Table 3 Contents and specifications for the mapping criteria file

The minimum requirement of the mapping criteria is the match of the flow context from the source to the target flow list. This means that the mapping criteria file shall contain at least the spreadsheet PROXY_CONTEXT_MATCH populated with the list of sub-compartments of the source flow list and the corresponding preferred sub-compartment in the target flow list. For example, when mapping the nomenclature of ILCD-EF3.0 to FEDEFL, the source sub-compartment “land use/occupation” in ILCD-EF3.0 corresponds to “resource/ground” in the FEDEFL system. Similarly, the ILCD-EF3.0 flows in the sub-compartment “emission/air/urban/high” corresponds to “emission/air/troposphere/urban/high” in FEDEFL. When a source elementary flow does not find a match of a sub-compartment in the target list, the Mapper Tool searches for a proxy sub-compartment among those listed in the spreadsheet “PROXY_CONTEXT_MATCH,” where the alternative target sub-compartment for the given source must be listed in the hierarchical order of preference. Proxy compartments too far from the source compartment shall be avoided. For example, the project team agreed that for the source compartment “emission/air/urban/ground level”, the target “emission/air/nonurban/low” is to be avoided; usually, the “unspecified” proxy closes the list of proxies (in other words, it is set as the last fall-back option unless the “unspecified” itself is the source context). In addition to matches for flows, flow names, and compartments, conversion factors are needed for given pairs of source-target flow names when either the units of the source and the target flow names differ or the defining properties of flow names differ between the lists (e.g., for energy carriers expressed by mass, 1 kg of coal with an energy content 15 MJ/kg is not the same as 1 kg of coal with an energy content of 20 MJ/kg).
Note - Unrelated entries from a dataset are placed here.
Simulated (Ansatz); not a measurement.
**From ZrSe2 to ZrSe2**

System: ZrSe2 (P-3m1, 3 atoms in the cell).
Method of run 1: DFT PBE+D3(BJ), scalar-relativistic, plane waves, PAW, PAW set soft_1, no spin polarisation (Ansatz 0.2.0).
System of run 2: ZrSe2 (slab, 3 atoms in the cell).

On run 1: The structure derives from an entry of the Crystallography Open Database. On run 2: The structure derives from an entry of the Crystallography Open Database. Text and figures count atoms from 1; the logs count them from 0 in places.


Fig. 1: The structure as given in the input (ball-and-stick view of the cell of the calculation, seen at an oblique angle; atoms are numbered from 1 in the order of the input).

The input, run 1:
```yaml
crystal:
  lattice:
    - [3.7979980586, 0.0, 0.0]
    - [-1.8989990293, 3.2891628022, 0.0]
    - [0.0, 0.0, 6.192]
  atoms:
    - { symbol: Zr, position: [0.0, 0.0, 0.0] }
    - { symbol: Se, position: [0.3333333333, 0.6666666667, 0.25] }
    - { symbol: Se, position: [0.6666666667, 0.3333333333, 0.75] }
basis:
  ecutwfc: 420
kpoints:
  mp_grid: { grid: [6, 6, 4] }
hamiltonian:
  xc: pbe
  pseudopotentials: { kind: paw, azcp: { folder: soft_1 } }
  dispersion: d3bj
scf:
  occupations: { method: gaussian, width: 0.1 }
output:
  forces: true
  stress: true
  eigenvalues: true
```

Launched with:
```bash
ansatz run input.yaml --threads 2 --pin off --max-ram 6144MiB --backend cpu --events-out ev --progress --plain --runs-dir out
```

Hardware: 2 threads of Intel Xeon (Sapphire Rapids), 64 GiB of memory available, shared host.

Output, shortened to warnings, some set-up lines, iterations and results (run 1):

As the mapping instruction is specific for each list pair, a different mapping criteria file must be defined for each of the 12 source–target combinations (available at https://github.com/UNEP-Economy-Division/GLAD-ElementaryFlowResources/tree/master/Mapping/Input/Mapping_files). It is important to highlight that, for a given flow list pair “list X and list Y,” the mapping instructions might change when switching from one matching direction to another. The GLAD Mapper must be executed in both directions by swapping the source–target lists and using one “mapping criteria” file for each direction. In the definition of the from-X-to-Y and from-Y-to-X correspondence, it is thus pivotal to enhance the consistency of the information in the bidirectional mapping criteria files. In this regard, detailed guidance for the mapping tool has been published (EC-Joint Research Centre 2022a).

Due to the data-intensiveness of the mapping activity described, one of the main challenges encountered in the definition of the mapping criteria file is to find the balance between the precision of the matches (representativeness) and the overall coverage (completeness). In this sense, the use of reasonable approximations (or “proxies”) to cover the source-side items increases the coverage of the mapping at expenses of precision. Despite potential subjective factors, to improve the transparency of the mapping procedure, NWG reviewers assigned quality scores (“A” for the best/ideal matches and “B” for acceptable matches, including “proxies”) to monitor the accuracy and precision of the matches. Owners of the participating lists X and Y review the proposed updates to the context mappings, and feedback from the entire NWG can also be requested at this stage. Figure 1 depicts the main steps taken by the NWG in the mapping procedure to define the mapping criteria files. The procedure is iterative and includes two review stages depicted in the figure: the first during the creation of the preliminary “source-target” mapping criteria file and the second to check the consistency when the mapping involves the same lists but in the opposite direction. In both reviews, to ensure the soundness of the matches, the owners of both source and target lists are directly involved.

Fig. 1
figure 1

Workflow and main phases of the bilateral mapping activities as followed in the GLAD NWG to review to mapping criteria files of two generic flow lists “X” and “Y” in both directions (from-X-to-Y and from-Y-to-X)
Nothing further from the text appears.